On Sunday, the Trinity AME Church in Salt Lake City held a program filled with song and prayer in honor of the Charleston Nine. The event, attended by about 50 people, included a performance by the choir from the Hilltop United Methodist Church in Sandy at Trinity AME, 239 E. 600 South.

Members of the churches' congregations who had volunteered to learn more about the victims described their lives in brief remarks.

On June 17, 2015, a gunman shot and killed the nine people, who were among a group at a Bible study at Emanuel AME Church. Dylann Roof, a 21-year-old man who allegedly has white supremacist views, has been charged in the slayings.

At the Salt Lake City event, Lee Johnson remembered the oldest victim, 87-year-old Susie Jackson, a long time Emanuel AME Church member.

Al Kalashnikov spoke about the youngest victim, 26-year-old Tywanza Sanders, a recent college graduate who was Jackson's nephew and took the first bullet as he lunged to protect his aunt.

Kalashnikov also remembered the Rev. Daniel Simmons, 74, an assistant pastor who was splitting his time between Emanuel AME and another church. He referred to Sanders and Simmons as "fallen soldiers."

Ethel Lance, 70, who was Jackson's cousin, had worked at the church for more than three decades, Steve Beatty said. Myra Thompson, 59, was teaching Bible study the night she was killed, he said.

Mary Ann Travis said she called Cynthia Hurd's husband and learned the 54-year-old librarian was kind "even when others weren't kind."

"She had a smile that would light up a room," Hurd recounted Arthur Hurd saying about his late wife.

Kathy Morris called the Rev. Depayne Middleton-Doctor — a minister and mother of four — "an angel on Earth" who lived a remarkable life. The 49-year-old retired last year as Charleston County director of the Community Development Block Grant Program and had been working at Southern Wesleyan University as admissions coordinator for the school's Charleston learning center, Morris said.

Richetta Glover pointed out that the high school where the Rev. Sharonda Coleman-Singleton was a coach had a vigil in her honor, which showed the 45-year-old mother of three was loved. In addition to coaching, Coleman-Singleton also worked as a speech pathologist and was a part-time minister at Emanuel AME Church, Glover said.

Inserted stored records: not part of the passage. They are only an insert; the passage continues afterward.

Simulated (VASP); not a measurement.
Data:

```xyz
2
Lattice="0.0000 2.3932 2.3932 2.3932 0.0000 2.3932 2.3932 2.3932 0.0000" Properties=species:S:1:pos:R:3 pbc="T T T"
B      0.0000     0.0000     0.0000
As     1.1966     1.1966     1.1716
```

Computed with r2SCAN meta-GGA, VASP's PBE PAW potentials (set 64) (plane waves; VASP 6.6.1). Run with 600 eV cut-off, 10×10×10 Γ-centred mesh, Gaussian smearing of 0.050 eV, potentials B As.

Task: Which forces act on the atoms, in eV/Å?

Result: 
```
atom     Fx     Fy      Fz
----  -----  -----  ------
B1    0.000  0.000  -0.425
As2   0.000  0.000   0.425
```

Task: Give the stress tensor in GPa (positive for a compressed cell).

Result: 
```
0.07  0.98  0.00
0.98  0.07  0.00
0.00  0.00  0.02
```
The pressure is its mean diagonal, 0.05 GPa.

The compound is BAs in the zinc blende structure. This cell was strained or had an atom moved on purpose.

Trinity's pastor, the Rev. Nurjhan Govan, noted the Rev. Clementa Pinckney, 41, Emanuel AME's pastor and a member of South Carolina's legislature, was called to the ministry at age 13 and was appointed a pastor at 18.

She said Pinckney once stopped by Trinity when he was in Utah and they spoke about her church.

"He was personable," she said. "He had a humble spirit."